Overall, Gronk has missed, or barely played in, 20 Pats games since his breakout sophomore campaign. In those games, the Patriots are 17-3 (.850). In games since then with Gronk, New England sports a 40-15 (.727) mark. Numbers don’t tell everything, of course: Tom Brady has a lower completion percentage, yards per game, touchdown rate and QB rating without his safety blanket.
The biggest advantage Belichick will have during Gronkowski’s absence is the element of surprise — something he and the Pats always use to their advantage anyway. There won’t be standard game plan with Bennett in the game. He might be used as a blocker and decoy one week or Gronk 2.0 the next. There will be different looks. It’s all about matchups, which is a very dangerous thing for the teams getting matched up against. No one is happy about the loss of Gronk, but if you had to have one coach/QB/TE trio right now, you’d pick Belichick, Brady and Bennett in a heartbeat.

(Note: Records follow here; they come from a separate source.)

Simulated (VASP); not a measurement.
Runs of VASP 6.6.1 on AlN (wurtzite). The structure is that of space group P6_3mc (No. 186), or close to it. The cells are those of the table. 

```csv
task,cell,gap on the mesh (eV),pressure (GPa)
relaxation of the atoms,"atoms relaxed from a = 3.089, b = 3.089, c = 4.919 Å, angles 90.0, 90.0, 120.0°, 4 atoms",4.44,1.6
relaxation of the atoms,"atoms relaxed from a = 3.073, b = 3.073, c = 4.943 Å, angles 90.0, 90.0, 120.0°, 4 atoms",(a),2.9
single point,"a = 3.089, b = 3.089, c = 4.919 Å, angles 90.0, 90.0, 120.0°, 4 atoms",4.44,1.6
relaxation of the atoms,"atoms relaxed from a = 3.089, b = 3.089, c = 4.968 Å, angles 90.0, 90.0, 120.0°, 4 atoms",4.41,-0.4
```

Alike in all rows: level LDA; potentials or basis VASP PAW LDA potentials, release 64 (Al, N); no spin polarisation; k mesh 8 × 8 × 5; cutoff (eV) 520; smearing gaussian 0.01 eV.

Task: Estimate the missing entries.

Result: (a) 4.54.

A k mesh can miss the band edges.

If this were a year with an in-form Peyton Manning or Ben Roethlisberger and the Steelers on an upswing then, yeah, the loss of Gronkowski might be the difference between playing for a Super Bowl or watching from home. But given that the Pats are already in control of a playoff bye, patch up holes better than any team in recent history and play in a conference that scares exactly nobody, then why shouldn’t New England be able to shoulder the loss of its second-best offensive player? This is what the Patriots do. They adapt. Well.